Application of Non Parametric Empirical Bayes Estimation to High Dimensional Classification

Eitan Greenshtein; Junyong Park

Application of Non Parametric Empirical Bayes Estimation to High Dimensional Classification

Eitan Greenshtein, Junyong Park; 10(57):1687−1704, 2009.

Abstract

We consider the problem of classification using high dimensional features' space. In a paper by Bickel and Levina (2004), it is recommended to use naive-Bayes classifiers, that is, to treat the features as if they are statistically independent.

Consider now a sparse setup, where only a few of the features are informative for classification. Fan and Fan (2008), suggested a variable selection and classification method, called FAIR. The FAIR method improves the design of naive-Bayes classifiers in sparse setups. The improvement is due to reducing the noise in estimating the features' means. This reduction is since that only the means of a few selected variables should be estimated.

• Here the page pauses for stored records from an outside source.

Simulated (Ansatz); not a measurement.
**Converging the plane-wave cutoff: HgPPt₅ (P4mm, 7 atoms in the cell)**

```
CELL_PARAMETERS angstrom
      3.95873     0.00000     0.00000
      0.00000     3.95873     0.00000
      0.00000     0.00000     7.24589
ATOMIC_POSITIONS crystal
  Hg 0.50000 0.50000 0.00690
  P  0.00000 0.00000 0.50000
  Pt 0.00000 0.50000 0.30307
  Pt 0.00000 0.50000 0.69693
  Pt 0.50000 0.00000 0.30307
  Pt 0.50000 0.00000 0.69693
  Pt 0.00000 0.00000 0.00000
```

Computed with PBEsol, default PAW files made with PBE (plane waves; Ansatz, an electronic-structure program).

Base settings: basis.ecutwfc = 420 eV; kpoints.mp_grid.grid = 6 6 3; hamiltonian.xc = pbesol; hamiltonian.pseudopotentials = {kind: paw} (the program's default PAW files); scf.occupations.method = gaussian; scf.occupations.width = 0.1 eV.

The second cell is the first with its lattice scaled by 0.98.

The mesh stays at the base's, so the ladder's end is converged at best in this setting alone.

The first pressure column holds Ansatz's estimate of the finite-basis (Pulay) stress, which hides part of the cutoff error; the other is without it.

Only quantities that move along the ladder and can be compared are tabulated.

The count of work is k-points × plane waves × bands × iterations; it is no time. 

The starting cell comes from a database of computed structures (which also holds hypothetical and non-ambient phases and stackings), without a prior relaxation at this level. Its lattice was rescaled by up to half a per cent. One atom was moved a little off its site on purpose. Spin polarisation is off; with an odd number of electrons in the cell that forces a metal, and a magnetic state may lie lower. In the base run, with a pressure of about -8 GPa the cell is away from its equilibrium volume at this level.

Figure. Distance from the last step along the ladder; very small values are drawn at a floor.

We also consider the design of naive Bayes classifiers. We show that a good alternative to variable selection is estimation of the means through a certain non parametric empirical Bayes procedure. In sparse setups the empirical Bayes implicitly performs an efficient variable selection. It also adapts very well to non sparse setups, and has the advantage of making use of the information from many "weakly informative" variables, which variable selection type of classification procedures give up on using.

We compare our method with FAIR and other classification methods in simulation for sparse and non sparse setups, and in real data examples involving classification of normal versus malignant tissues based on microarray data.